DALLAS — As Trisha Allen starts the New Year, she’s praying for something so simple.

“I'm hoping for less violence,” she said.

But she worries that 2020 could be too much like 2019, a year that Dallas recovered over 200 homicides for the first time in more than a decade.

“This is not normal that we wake up and see another person being killed,” said Allen, founder of No More Violence, a nonprofit group that works with the families of those lost to violence.

She began her New Year by taking to Facebook to talk about the group’s efforts to reduce crime in the community.

RELATED: Dallas just had its deadliest year since 2005

On Facebook Live, she was joined by her group’s co-founder, April Richardson.

Richardson lost her 12-year-old son, Deonte, in 2011 just days before his birthday. He was walking across an apartment complex in DeSoto when a teenager racing a car from a street fight ran over him. He died from massive head injuries.

She now works through her own grief helping others.

“When I see the grief on another mother’s face, I pick up her grief,” Richardson said. “I’m not just grieving for Deonte. I’m grieving for all the children.”

Deonte’s death led Richardson and Allen to found the group.
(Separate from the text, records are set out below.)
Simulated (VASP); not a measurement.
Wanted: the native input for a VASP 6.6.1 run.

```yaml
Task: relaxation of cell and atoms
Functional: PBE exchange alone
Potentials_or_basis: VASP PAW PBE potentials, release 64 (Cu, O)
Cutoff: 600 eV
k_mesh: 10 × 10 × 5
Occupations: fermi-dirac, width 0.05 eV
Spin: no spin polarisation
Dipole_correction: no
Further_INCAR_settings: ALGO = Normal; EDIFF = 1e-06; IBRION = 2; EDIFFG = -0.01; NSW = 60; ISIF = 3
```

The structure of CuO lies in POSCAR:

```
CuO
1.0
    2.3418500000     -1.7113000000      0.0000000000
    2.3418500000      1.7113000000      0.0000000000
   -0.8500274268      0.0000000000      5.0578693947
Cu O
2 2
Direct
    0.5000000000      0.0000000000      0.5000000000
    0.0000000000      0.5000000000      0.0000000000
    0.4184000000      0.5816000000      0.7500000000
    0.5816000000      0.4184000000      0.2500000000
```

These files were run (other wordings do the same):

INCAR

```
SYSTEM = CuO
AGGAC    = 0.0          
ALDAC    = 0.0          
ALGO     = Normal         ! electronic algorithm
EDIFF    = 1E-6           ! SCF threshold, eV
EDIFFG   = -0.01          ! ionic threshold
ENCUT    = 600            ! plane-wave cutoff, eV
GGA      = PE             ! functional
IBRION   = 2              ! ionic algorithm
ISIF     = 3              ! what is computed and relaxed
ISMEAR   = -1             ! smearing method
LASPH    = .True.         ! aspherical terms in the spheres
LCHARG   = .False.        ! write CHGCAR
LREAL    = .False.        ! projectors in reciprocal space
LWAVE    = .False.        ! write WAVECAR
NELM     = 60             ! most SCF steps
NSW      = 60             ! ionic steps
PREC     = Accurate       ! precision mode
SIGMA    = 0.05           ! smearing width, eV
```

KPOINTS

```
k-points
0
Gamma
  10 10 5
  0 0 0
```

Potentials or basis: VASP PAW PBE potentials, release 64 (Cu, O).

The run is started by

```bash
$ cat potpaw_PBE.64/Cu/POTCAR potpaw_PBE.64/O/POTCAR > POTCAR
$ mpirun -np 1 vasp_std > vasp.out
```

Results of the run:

“That's a memory that I can't get out of my head and that keeps me going,” Allen told WFAA.

The women are pushing forward in the New Year.

They’re looking for a building. They’re expanding their volunteer efforts. They also announced their next youth convention will be in Dallas this summer.

“We all have to get together to save these babies,” Richardson said. “It was my baby in 2011 but it could be yours tomorrow.”